RFC: MacPorts policy should be that docs should not be built or installed by default
Ken Cunningham
ken.cunningham.webuse at gmail.com
Fri Sep 20 04:40:29 UTC 2019
the documentation that comes along with many ports often seems like a heavy and arguably needless burden:
- huge bloat
- lots of often onerous, massive, fussy build deps
- often takes as much time to sort out doc building as building the port
and, the big one :
I bet almost nobody ever looks at them, much less uses them.
Google can find what you are looking for in a tiny fraction of the time.
We just witnessed days spent trying to build some html files and a PDF for a certain few ports that was a moderate PITA, added tons of time to the port which could have been better spent elsewhere, added confusion and bloat in the portfile, and required an entire texlive infrastructure to support building it, but default, on every system that wants to build it.
I'm sure this has been bandied about for decades on MacPorts.
Was it never decided to leave all the docs out, except for perhaps a few (not few hundred, like openssl, but a few like less than five) man pages?

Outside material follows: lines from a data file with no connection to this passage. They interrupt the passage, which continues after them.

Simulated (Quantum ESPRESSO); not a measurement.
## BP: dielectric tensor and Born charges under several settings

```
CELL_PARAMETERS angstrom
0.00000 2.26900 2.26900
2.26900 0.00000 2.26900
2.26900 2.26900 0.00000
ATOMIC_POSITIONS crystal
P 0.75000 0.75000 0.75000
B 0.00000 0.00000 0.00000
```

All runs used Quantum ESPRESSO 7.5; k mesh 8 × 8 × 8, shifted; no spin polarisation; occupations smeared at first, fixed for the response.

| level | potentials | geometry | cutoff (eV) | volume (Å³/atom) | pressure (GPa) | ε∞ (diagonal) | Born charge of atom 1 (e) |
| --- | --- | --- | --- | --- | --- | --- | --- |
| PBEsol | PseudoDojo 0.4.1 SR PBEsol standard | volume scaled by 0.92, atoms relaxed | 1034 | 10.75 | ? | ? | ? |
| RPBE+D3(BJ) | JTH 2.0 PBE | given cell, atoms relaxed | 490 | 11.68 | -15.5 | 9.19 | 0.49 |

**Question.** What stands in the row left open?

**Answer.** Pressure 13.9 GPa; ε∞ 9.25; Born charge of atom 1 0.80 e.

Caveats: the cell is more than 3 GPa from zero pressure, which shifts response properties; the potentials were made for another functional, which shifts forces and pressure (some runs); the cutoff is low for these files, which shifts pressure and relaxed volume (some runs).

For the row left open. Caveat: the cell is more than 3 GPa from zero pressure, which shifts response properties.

An enabling +doc variant is noted in a few ports -- feel free if you're motivated, or no docs, but an expectation that docs should be included, if there is that expectation, is wasting time, space, bandwidth, etc, etc...
I vote we expect ports to not include anything but a few man pages. Everything else should be either left out, or an optional variant. A note where the website is for documentation in the port notes would be more than sufficient.